Every year around this time, people start toying with the idea of setting New Year’s resolutions for the following year but most never follow through with them. What if we told you there’s a way to be methodical in making these resolutions so that they work for you? Well, here goes:
Follow the SMART method
The most important thing is to look at resolutions as mid to long-term goals as opposed to some kind of personality overhaul. When you set these goals, make sure they are:
S - specific
Ask yourself exactly what you want to achieve, make sure it’s clearly defined and not just this murky idea you have in your head. So, “I’d like to do better next year” should rather be “I’d like to do better in school or sports or my health next year”.
M - measurable.
Once you’ve defined the goal, you need to think about how you’re going to get there. What does doing better in school look like for you? Is it getting 80% or between 65 and 70%? Be clear about what you want to achieve and then map out how you’re going to do this.
A - achievable.
So you’ve set a clear target for yourself, great. However, the next thing to think about is whether this is a realistic one. The reason why people become discouraged and eventually give up on the resolutions is that they’re usually not very realistic for them. For instance, if you’ve been getting 30s and 40s for Math, it’s a bit unrealistic to want to get 90% in the first term. Rather aim to get 50-60% and work your way up gradually.
R - relevant
We need to know why we’re doing things in order to stay motivated, it’s that simple. Ask yourself why you’re aiming to improve your Math marks. Is it because you need it to get accepted into university? Once you know why, you’ll be able to keep at it even when the going gets a little tough.
T - time-bound.
Give yourself a specific time frame and try your best to stick to it. It’s also a good idea to break the goal into chunks and give yourself enough time to achieve each milestone.
Aim to create new habits
Aim to create good habits that’ll replace the bad habits. Write these new habits down and keep them where you can see them. This way, you have a constant reminder of the person you’d like to be and you can track your progress frequently.

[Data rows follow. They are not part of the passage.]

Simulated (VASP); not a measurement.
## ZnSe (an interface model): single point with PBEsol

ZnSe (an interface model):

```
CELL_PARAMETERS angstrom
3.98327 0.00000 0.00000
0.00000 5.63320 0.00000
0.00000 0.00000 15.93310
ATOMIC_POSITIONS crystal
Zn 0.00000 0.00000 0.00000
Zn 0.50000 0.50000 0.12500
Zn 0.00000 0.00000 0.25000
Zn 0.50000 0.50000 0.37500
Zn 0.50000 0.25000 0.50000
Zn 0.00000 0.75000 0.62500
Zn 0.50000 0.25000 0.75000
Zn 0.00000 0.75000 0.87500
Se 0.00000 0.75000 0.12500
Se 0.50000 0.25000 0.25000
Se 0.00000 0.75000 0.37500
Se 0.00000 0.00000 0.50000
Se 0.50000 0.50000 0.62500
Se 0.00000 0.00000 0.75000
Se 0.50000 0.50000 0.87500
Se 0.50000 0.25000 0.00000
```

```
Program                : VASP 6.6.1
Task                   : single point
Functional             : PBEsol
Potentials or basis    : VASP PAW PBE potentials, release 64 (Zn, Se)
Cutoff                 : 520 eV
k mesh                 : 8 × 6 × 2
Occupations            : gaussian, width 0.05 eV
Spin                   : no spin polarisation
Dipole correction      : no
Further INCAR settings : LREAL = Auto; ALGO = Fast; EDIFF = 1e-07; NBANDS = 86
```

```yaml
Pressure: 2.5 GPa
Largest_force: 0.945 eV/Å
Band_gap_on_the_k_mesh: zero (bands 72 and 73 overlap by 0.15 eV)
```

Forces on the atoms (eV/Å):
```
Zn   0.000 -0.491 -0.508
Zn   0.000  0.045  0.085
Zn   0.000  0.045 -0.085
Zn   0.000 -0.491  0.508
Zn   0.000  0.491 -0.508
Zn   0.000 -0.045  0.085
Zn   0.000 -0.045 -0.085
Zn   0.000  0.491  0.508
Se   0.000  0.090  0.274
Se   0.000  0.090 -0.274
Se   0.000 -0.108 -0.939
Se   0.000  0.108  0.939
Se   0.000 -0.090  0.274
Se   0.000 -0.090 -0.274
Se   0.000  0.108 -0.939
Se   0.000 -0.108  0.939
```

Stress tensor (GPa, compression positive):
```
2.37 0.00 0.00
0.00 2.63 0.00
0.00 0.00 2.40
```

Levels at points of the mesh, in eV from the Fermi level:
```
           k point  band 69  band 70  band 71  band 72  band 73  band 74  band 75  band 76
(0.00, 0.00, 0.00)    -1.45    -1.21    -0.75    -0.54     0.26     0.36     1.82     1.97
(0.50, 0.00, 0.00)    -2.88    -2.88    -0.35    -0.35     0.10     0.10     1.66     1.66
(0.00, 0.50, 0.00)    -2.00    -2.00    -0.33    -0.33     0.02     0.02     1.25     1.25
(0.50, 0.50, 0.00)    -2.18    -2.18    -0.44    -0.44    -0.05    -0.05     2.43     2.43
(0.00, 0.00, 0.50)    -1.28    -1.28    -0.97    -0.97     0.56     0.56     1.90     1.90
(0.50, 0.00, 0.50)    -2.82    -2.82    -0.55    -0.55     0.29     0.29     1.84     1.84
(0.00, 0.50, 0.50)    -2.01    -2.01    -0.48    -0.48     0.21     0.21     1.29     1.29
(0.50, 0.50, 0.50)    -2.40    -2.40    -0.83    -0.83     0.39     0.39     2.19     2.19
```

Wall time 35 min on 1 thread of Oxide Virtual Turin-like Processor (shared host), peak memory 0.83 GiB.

Don’t be too hard on yourself
Making changes takes time, you’re not going to get the results you want immediately and sometimes you’re going to make mistakes. Don’t beat yourself up about it, rather find ways to stay motivated and keep going even when it’s difficult.
New Year’s resolutions don’t have to be boring or discouraging. With a little determination and a whole lot of planning, you can resolve to do better in the next year and actually stick to it.